Skip to content

Leader Election

TinySystems modules support horizontal scaling through Kubernetes-based leader election. Understanding leader election is essential for building scalable components.

Why Leader Election?

When running multiple replicas of a module:

┌─────────────────────────────────────────────────────────────────────────────┐
│                    PROBLEM: MULTIPLE REPLICAS                                │
└─────────────────────────────────────────────────────────────────────────────┘

Without leader election:

   Pod A                    Pod B                    Pod C
     │                        │                        │
     │ Update TinyNode ───────│────────────────────────│
     │                        │ Update TinyNode ───────│
     │                        │                        │ Update TinyNode
     │                        │                        │
     ▼                        ▼                        ▼
┌─────────────────────────────────────────────────────────────────────────────┐
│                          CONFLICT!                                           │
│   All pods try to update the same CRs                                       │
│   Race conditions, lost updates, inconsistent state                         │
└─────────────────────────────────────────────────────────────────────────────┘

With leader election:

   Pod A (LEADER)           Pod B (READER)           Pod C (READER)
     │                        │                        │
     │ Update TinyNode        │ Watch only             │ Watch only
     │ Process signals        │ Handle messages        │ Handle messages
     │                        │                        │
     ▼                        ▼                        ▼
┌─────────────────────────────────────────────────────────────────────────────┐
│                          CONSISTENT                                          │
│   Only leader writes to CRs                                                 │
│   All pods handle incoming messages                                         │
└─────────────────────────────────────────────────────────────────────────────┘

Kubernetes Lease-Based Election

TinySystems uses Kubernetes Leases for leader election:

go
// cli/run.go
func setupLeaderElection(ctx context.Context, namespace, moduleName, podName string) (*atomic.Bool, error) {
    isLeader := &atomic.Bool{}

    // Create lease lock
    lock, err := resourcelock.New(
        resourcelock.LeasesResourceLock,
        namespace,
        fmt.Sprintf("%s-lock", utils.SanitizeResourceName(moduleName)),
        nil,
        coreClient.CoordinationV1(),
        resourcelock.ResourceLockConfig{
            Identity: utils.SanitizeResourceName(podName),
        },
    )
    if err != nil {
        return nil, err
    }

    // Start leader election
    go leaderelection.RunOrDie(ctx, leaderelection.LeaderElectionConfig{
        Lock:            lock,
        LeaseDuration:   15 * time.Second,
        RenewDeadline:   10 * time.Second,
        RetryPeriod:     2 * time.Second,
        Callbacks: leaderelection.LeaderCallbacks{
            OnStartedLeading: func(ctx context.Context) {
                log.Info("became leader")
                isLeader.Store(true)
            },
            OnStoppedLeading: func() {
                log.Info("stopped leading")
                isLeader.Store(false)
            },
            OnNewLeader: func(identity string) {
                log.Info("new leader elected", "leader", identity)
            },
        },
    })

    return isLeader, nil
}

The Lease Resource

yaml
apiVersion: coordination.k8s.io/v1
kind: Lease
metadata:
  name: common-module-v1-lock
  namespace: tinysystems
spec:
  holderIdentity: common-module-pod-abc123
  leaseDurationSeconds: 15
  acquireTime: "2024-01-15T10:30:00Z"
  renewTime: "2024-01-15T10:30:10Z"
  leaderTransitions: 5

Checking Leadership

Components check leadership via context:

go
import "github.com/tiny-systems/module/pkg/utils"

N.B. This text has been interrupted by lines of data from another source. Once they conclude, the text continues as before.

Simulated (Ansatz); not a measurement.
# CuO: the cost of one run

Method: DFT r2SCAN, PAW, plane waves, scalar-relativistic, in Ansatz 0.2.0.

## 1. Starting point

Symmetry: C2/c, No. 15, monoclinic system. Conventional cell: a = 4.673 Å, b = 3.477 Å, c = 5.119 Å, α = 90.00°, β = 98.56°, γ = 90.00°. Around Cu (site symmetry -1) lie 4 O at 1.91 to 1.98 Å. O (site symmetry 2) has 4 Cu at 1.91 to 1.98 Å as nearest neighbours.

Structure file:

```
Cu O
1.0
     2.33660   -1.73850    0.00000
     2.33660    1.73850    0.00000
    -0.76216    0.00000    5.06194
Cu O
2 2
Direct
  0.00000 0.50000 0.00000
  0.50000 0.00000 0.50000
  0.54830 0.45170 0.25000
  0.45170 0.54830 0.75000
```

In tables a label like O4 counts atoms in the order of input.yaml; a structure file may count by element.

func (c *Component) Handle(ctx context.Context, output module.Handler, port string, msg any) any {
    if port == v1alpha1.ControlPort {
        // Only leader should process control actions
        if !utils.IsLeader(ctx) {
            return nil  // Ignore on non-leader pods
        }

        // Leader-only logic
        c.startOperation()
    }
    return nil
}

Leader Responsibilities

Only the leader pod should:

ActionWhy Leader Only
Update TinyModule statusAvoid conflicting updates
Update TinyNode statusSingle source of truth
Process TinySignal CRsPrevent duplicate execution
Expose ports to IngressSingle ingress configuration
Write to shared metadataConsistent state

Reader Responsibilities

All pods (including leader) should:

ActionWhy All Pods
Watch CRs for changesStay in sync
Handle incoming messagesLoad distribution
Apply local reconciliationMaintain state
Run gRPC serverAccept cross-module calls

Leader Election Flow

┌─────────────────────────────────────────────────────────────────────────────┐
│                       LEADER ELECTION FLOW                                   │
└─────────────────────────────────────────────────────────────────────────────┘

1. STARTUP
   ┌────────────────────────────────────────────────────────────────────────┐
   │  All pods try to acquire the Lease                                     │
   │  Only one succeeds (becomes leader)                                    │
   │  Others become readers                                                  │
   └────────────────────────────────────────────────────────────────────────┘


2. LEADER ACTIVE
   ┌────────────────────────────────────────────────────────────────────────┐
   │  Leader renews lease every 10 seconds                                  │
   │  Leader updates CRs and processes signals                              │
   │  Readers watch and handle messages                                     │
   └────────────────────────────────────────────────────────────────────────┘


3. LEADER FAILURE
   ┌────────────────────────────────────────────────────────────────────────┐
   │  Leader pod dies or network partition                                  │
   │  Lease expires after 15 seconds                                        │
   └────────────────────────────────────────────────────────────────────────┘


4. NEW ELECTION
   ┌────────────────────────────────────────────────────────────────────────┐
   │  Remaining pods compete for lease                                      │
   │  One becomes new leader                                                │
   │  System continues operating                                            │
   └────────────────────────────────────────────────────────────────────────┘

Failover Timing

Leader dies

     │ ◀─── Up to 15 seconds (lease duration)


Lease expires

     │ ◀─── Up to 2 seconds (retry period)


New leader elected

     │ ◀─── Immediate


System operational

Total failover time: ~17 seconds worst case

Using IsLeader in Components

Ticker Component Example

go
func (t *Ticker) Handle(ctx context.Context, output module.Handler, port string, msg any) any {
    if port == v1alpha1.ControlPort {
        // Only leader starts the ticker
        if !utils.IsLeader(ctx) {
            return nil
        }

        control := msg.(Control)
        if control.Start {
            go t.startEmitting(ctx, output)
        } else if control.Stop {
            t.stopEmitting()
        }
    }
    return nil
}

HTTP Server Example

go
func (s *Server) Handle(ctx context.Context, output module.Handler, port string, msg any) any {
    if port == v1alpha1.ReconcilePort {
        node := msg.(v1alpha1.TinyNode)

        // Read port from metadata (all pods)
        port := node.Status.Metadata["http-server-port"]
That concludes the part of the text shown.